Anyone have a reason why the market should go down?

Discussion in 'Economics' started by will848, Jul 1, 2011.

  1. will848


    From what I see, the indexes are insanely low. They should be atleast 30% higher than they are from all the easy money policies.

    Nothing else matters as long as the government gives money away. UE numbers, CCI, debt, etc. all get lost in the wash. Why has the market not been inflated to the 2007 highs yet?
  2. Bob111


  3. m22au


    Yes, interest rates are low and money is easy. But not as easy as it was between November 2010 and June 2011. QE2 has ended.

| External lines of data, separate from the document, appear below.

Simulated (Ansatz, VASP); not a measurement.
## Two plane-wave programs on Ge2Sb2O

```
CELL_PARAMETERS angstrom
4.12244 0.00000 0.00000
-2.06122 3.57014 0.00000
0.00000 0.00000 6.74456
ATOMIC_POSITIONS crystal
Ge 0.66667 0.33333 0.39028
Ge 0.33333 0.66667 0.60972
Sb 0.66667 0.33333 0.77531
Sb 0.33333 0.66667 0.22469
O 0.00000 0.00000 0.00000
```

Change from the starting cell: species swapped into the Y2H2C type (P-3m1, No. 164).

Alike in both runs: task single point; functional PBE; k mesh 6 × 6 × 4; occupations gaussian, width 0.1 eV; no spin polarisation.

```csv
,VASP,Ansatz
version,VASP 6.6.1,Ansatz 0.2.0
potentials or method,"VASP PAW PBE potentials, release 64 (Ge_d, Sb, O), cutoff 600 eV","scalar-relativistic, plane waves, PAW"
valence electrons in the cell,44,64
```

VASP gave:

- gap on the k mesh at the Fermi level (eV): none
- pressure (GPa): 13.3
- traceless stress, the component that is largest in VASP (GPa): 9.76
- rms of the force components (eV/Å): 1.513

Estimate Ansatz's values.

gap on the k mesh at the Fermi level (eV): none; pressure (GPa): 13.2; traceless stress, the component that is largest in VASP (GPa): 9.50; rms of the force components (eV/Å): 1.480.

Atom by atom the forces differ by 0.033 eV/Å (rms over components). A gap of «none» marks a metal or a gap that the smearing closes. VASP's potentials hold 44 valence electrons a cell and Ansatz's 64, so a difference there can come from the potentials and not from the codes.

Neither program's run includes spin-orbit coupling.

    Equities declined by a lot between late April 2010 and late August 2010 when QE was not present.
  4. How about you tell us?
  5. If the debt ceiling isn't raised by August 2nd, the market - and economy - will crash far worse than '08....
  6. Locutus


    puhlease. Many posters here are so clueless it's barely funny.

    Please answer the following questions:
    a) How many times in the past have they failed to raise the debt ceiling
    b) How many times when they failed to raise it, has the market or economy experienced *any* downside and how many times has it crashed?
    c) Is it different this time? (i.e. are you a moron?)
  7. You have no idea what you're talking about.

    But hey, if they don't raise it by Aug 2, be that big swinging dick and go long the market. In fact, why not buy now and hold all through July? If they don't get a resolution soon, I'm sure the markets will be as placid as silk. And yes, it IS different this time. Enjoy, dumbass... :D
  8. Locutus


    I personally would've written an august expiration SPY put to you a few days ago. Now the IV is a bit low unfortunately.

    Anyway, same old same old. Stupid people thinking they're genius because this time it's different.

    I've really heard no arguments on why there would be any impact at all except some lame shit like "well the rating agencies said this" or "but I'm really scared :( ". Nobody cares about the rating agencies or you, so whatever.

    Stuff it tough guy, I've bought a few weeks ago and am holding it. Don't know if I will hold it all the way through July. Depends on if I see enough supply coming into the market that could break this massive pounding-up-your-ass uptrend. The decision to hold will certainly have nothing to do with some lamo debt ceiling and the decision to buy had nothing to do wtih Greece either.
  9. Pretty hard to match that kind of incisive analysis and keen grasp of the facts. I don't think I've heard such a convincing argument to get long before... everyone else is "stupid" and the debt ceiling debate is "lame". No, sorry. "Lamo". You ought to be working for the Treasury or NYFED. We NEED geniuses like you to cut through all this partisan brinksmenship and deliver the straight-up goods to Americans: there is no problem with the economy, deficit, or debt. Everything is aokay. Buy stocks!! Or, perhaps in your case, sell spy puts!!! :D

    Tell me something, Forest, you write options for a living? I'll tell you this much, if they don't raise it by Aug 2nd, and screw around for a few weeks thereafter, the market will absolutely hemorrhage, and so with it, your tiddly-winks account when those spy puts get exercised. The market could easily break well before that. DC will probably throw in the towel quick, but there's a good chance you'll get raped.

    Since we're asking questions, why don't you explain to everyone reading why capping the debt will have no impact on the economy, and therefore, the market? Remember: past results are no indicator of future performance...
  10. Locutus


    This is where you go wrong.

    It depends on the sample size whether it is an indicator or not. If past results from event A are consistent over a high number of individual situations spread across time and under very different unique circumstances, you can bet pretty safely that the outcome of that event is going to be the same every time it happens.

    I'm not saying the odds are 100% the market is going to continue to ignore the debt ceiling BS, but definitely not in your favour.

    I have the research somewhere, I'm not going to look it up again. The bottom line is, the debt ceiling has never in the past been a huge problem for any market. If the government has to shut down for a week or even a month, it's still not a huge problem. In fact, that would be a good thing because that would really do its job at getting spending under control.

    Edit: I don't normally trade any US markets including the SPY so no I don't have any position. I was just saying, I would make an exception for you.

    I'm currently holding positions in some European indices and financials. Buying SocGen (which I posted various times about) was a really bad call while pikers like you were still worrying your little socks off about Greece and the crashing economy.